Northern Pulp alleges death threats in legal action against fishermen
Company says protesters blocking survey boats from working have threatened to 'hunt' and 'kill' subcontractors
Northern Pulp says protesters preventing survey boats from working have threatened to "hunt" and "kill" subcontractors trying to work on a proposed effluent pipe in the Northumberland Strait.
The details of the escalating conflict between the workers and area fishermen are described in court documents filed by Paper Excellence Canada on Tuesday.
The company is seeking an injunction against fishermen who have blocked its survey vessels, saying it must be allowed to safely finish the work that is on an urgent deadline.
The company alleges the final straw was on Nov. 19, when 25 boats chased a survey team to the pier and intentionally created dangerous waves, endangering the lives of the contracted employees.
The debate over the pipeline has divided people in the area. The mill near Pictou provides jobs for about 3,000 people. But there are concerns the pipeline will impact the lobster fishery, other seafood businesses and protected areas along the coast.
Fishermen have blocked surveying boats on several occasions as far back as April.
Court documents paint a picture of dangerous conditions on the water.
The first incident cited in the documents is April 11, when it's alleged CSR GeoSurvey employees ventured out on the SeaQuest, a six-metre fibreglass vessel.
A few hours into the job, a protest boat began circling the surveyors less than 30 metres away at a high speed, creating waves. The surveyors pulled back, but when the boat returned to the pier, it was followed by two other protest boats.
When surveys began again in the fall, the faceoff on the water continued with new alleged threats.
On Oct. 23, as the SeaQuest crew began working around the Caribou Channel, the company says a fishing boat arrived. One of the crew members is quoted in the documents as saying "20 boats were coming to kill" the survey staff.
As the SeaQuest retreated, it's alleged they were told again, "get going, they are going to f--king kill you."
The surveyors say they were followed back to the pier by three to four protest boats.
It was this incident that prompted the company to hire a larger boat, the 13-metre Speculator, to protect its surveying team.
The Speculator first ventured out on Nov. 16, a day when RCMP were called to intervene. The documents say the fishermen had formed a line of 10 to 14 vessels blocking the exit of Pictou Harbour.
The surveyors say they asked for safe passage over the radio, but were denied. They instead turned around, but they were blocked again by more than a dozen boats at the pier, which allegedly created waves that made the Speculator rock unsafely.

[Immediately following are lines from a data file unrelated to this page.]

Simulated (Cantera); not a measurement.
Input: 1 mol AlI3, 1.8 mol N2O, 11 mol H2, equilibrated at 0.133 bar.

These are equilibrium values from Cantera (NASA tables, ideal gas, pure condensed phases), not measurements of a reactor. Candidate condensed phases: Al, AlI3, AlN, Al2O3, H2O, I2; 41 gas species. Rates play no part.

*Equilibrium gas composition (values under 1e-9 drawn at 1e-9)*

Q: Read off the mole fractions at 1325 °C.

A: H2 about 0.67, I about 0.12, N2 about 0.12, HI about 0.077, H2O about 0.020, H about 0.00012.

Two days later, the blockade moved onto land. It's alleged the protesters blocked the surveyors' vehicles from leaving the pier. In that case, the RCMP again intervened, and ordered the protesters to leave.
On Nov. 19, the court documents indicate events escalated significantly.
About eight protest boats were in the harbour when the surveyors left the pier in the morning.
One boat "steaming directly towards the Speculator" cut it off.
Meanwhile, about 14 other boats formed a line at the mouth of the harbour, preventing the survey team from leaving.
Then three or four boats surrounded the survey team. The court documents say they were so close their hulls nearly touched.
"The defendants dragged buoys and ropes off their sterns in an attempt to disable the Speculator," the documents read. "Approximately 25 of the defendant's vessels chased the Speculator back to Pier C."
7 fishermen named in court documents
Throughout this battle, the premier has asked the fishermen to end their protest.
Darryl Bowen, who is named in the documents, said Thursday morning he had been advised by his lawyer not to comment on the legal action.
He told the CBC on Wednesday he doesn't think an injunction will stop blockades.
"There's a lot of fishermen on this shore and unless it's an injunction against every fisherman in the Northumberland Strait, there will be somebody there blocking them if they come back," Bowen said.
The company says a court date is scheduled for Dec. 18.